What is it about Britain, asks Andrew Martin, that makes it such a fitting playground for the supernatural? We are, it seems, a nation primed for ghostliness; our history, our landscape, our very climate are inherently eerie.

In Ghoul Britannia, Martin takes a wry look at our haunted isle, goes to cursed houses, talks to psychics and believers, and studies exorcisms. He asks why some ghosts appear in libraries and others at the end of the bed, what ghosts like to wear, and whether you should feel nervous on a foggy, moonlit night…

Oh yes! It is true. Under the rather Victorian aspect of “Ada,” your very own Ms B is quoted, called a blogger and poet, and otherwise preserved for posterity (in the form of stories, if not quite ectoplasm) in this tiny tome, which you will find materialising in your local bookshop in time for the Christmas market. (And yes it really is called that.)

Ghoul Britannia, you might like to know, is by the famed author of last year’s Book at Bedtime How to Get Things Really Flat, which you may recall I mentioned at the time. A very engaging book about ironing white sheets…

You might also like to know that Andrew Martin, along with the friend whom he cites everywhere in the book as “David” (his real name, in fact, oddly; Andrew should maybe have called him “Ernest”), is co-author of a Very Good Play Indeed. It’s called (you may not be surprised to hear) Ghost Club. (There is almost nothing these two chaps don’t know about ghosts.) Ghost Club – based on and massively expanded from a short film David made a couple of years ago – is a cracking modern-day ghost story, with chills and laughs and really scary bits, and great characters, and a genuinely moving finale. I really hope someone will see the light, I mean the orb, now that Andrew has written this book, and put Ghost Club on a stage. It has all the ghostiness and none of the nastiness of The Woman in Black. (And yes, I have a heavily vested interest in this play! But I hope you understand that I wouldn’t say these things if they weren’t true.)

You might also like to know that my stories in Ghoul Britannia (how that makes me laugh) are true. I haven’t read the whole thing yet, but I did get to see a copy last night, and I can tell you that in at least one case he has expanded my own experience with information I didn’t even know… Now that is spooky.

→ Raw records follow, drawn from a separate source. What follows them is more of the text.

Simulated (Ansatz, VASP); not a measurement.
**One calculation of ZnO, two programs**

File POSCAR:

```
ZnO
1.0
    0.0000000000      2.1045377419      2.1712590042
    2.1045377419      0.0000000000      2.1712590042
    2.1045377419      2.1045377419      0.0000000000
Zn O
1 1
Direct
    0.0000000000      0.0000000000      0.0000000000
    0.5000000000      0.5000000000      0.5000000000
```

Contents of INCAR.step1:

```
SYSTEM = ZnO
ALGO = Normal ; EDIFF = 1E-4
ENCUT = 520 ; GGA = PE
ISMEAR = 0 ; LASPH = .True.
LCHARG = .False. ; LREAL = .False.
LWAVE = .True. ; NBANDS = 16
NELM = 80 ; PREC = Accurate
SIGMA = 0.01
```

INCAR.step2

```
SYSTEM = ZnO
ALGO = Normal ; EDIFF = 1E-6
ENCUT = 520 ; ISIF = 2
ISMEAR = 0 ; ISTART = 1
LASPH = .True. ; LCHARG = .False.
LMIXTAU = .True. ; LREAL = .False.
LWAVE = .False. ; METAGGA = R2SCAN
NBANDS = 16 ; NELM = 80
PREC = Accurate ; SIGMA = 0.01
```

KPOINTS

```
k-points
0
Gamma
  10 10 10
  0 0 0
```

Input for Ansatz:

There are those who will be surprised – but not actually surprised – to see the news that I have allied myself with a project of this type. Hi Mom. Because the Baroque mother is a world-class expert on Near Death Experiences, and subsequently has cause to know my aversion to big spaghetti dinners with roomfuls of people who all see dead people.

Okay now, if you’ll excuse me, I am home alone, and it’s dark out, and I have to go and try to think about something else quick. Maybe a nice cup of tea. The problem is that those stories really were true.

N.b., Andrew also writes these very entertaining period railway mysteries. And David takes these rather staggering photographs.